Thursday, December 8, 2011

Out of our control

I cant believe that I have never considered this before right now, but it just kind of struck me out of the blue. It must be the song I am listening to or the fact that I miss you so dearly right now. It could be the length of this flight that has me anxious to get home to you like crazy. Who knows why these things strike when they do.

What if neither of our kids find love like we have? What if they are unable to find somebody in their live who will treat them the same way we treat each other? What will we do?

I can't accept that either of them wakes up next to someone who didn't go to bed the night before with the thought that today was another day when he was lucky enough to be with them. I know I go to bed that way every night.

I cant imagine them not having someone turn to them and randomly think to themselves, "oh my god she is beautiful, how lucky am I?". I know it happens to me all he time.

What happens if their husbands travel on business and don't count he minutes until they get home to their arms. What if the cab ride home doesn't make then anxious to see them? What if the flight home seems short instead of like an eternity? I know my trips home seem like the longest Christmas Eve in history.

How sad will it be if they have husbands who would rather spend time on the golf course with their buddies than hang out with them all day doing almost nothing? What if they don't really enjoy making spending time with them a priority? What if time together is just like any other time? I know my time is always best spent with you.

What if hey have just ordinary relatioships? With ordinary people? What if people aren't jealous of their marriages? What if people question why they are together? What if they don't look and act like they are perfect for each other? I know we are perfect for each other and people who see us together know it immediately. I can't even count how many random strangers have made comments about it to us. What if they never have those moments.

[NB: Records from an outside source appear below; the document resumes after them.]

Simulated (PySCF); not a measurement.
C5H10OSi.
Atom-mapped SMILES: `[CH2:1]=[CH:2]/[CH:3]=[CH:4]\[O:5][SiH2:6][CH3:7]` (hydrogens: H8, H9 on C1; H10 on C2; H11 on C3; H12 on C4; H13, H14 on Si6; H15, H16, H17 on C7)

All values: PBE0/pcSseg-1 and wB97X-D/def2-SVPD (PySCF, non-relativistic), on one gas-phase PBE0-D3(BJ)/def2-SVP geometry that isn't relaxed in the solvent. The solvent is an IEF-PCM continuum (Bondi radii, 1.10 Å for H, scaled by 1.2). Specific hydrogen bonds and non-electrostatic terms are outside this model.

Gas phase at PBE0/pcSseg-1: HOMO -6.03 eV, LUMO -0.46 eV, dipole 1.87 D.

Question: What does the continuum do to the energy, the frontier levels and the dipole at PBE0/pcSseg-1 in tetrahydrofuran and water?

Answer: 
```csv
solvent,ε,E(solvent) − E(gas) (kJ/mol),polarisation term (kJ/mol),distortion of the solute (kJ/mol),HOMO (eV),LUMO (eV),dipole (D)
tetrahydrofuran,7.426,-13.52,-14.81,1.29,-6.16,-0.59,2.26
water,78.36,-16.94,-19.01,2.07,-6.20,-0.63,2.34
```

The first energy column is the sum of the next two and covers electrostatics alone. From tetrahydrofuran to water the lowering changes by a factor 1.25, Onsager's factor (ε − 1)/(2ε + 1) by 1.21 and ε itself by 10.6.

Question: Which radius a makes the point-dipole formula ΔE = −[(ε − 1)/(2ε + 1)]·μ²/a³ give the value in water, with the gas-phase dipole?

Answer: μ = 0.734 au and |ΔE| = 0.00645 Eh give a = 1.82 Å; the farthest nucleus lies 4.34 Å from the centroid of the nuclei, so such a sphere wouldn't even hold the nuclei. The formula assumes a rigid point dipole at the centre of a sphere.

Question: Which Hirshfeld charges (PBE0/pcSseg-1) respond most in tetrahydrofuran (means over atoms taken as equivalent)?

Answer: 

I know we can't hand pick spouses for them, but it sure would be nice. Then again no one would have picked us for each other and look how we turned out. I think we have found the saddest thing in our girls lives that we have no control over. We can't fix it for them if they don't do it right. We can only hope they get it right on their own.

We can only hope they find love "like we do" Which by the way is the song that prompted all of this. Funny how these things work huh?

You're the world to me. I love you more than anything in the world.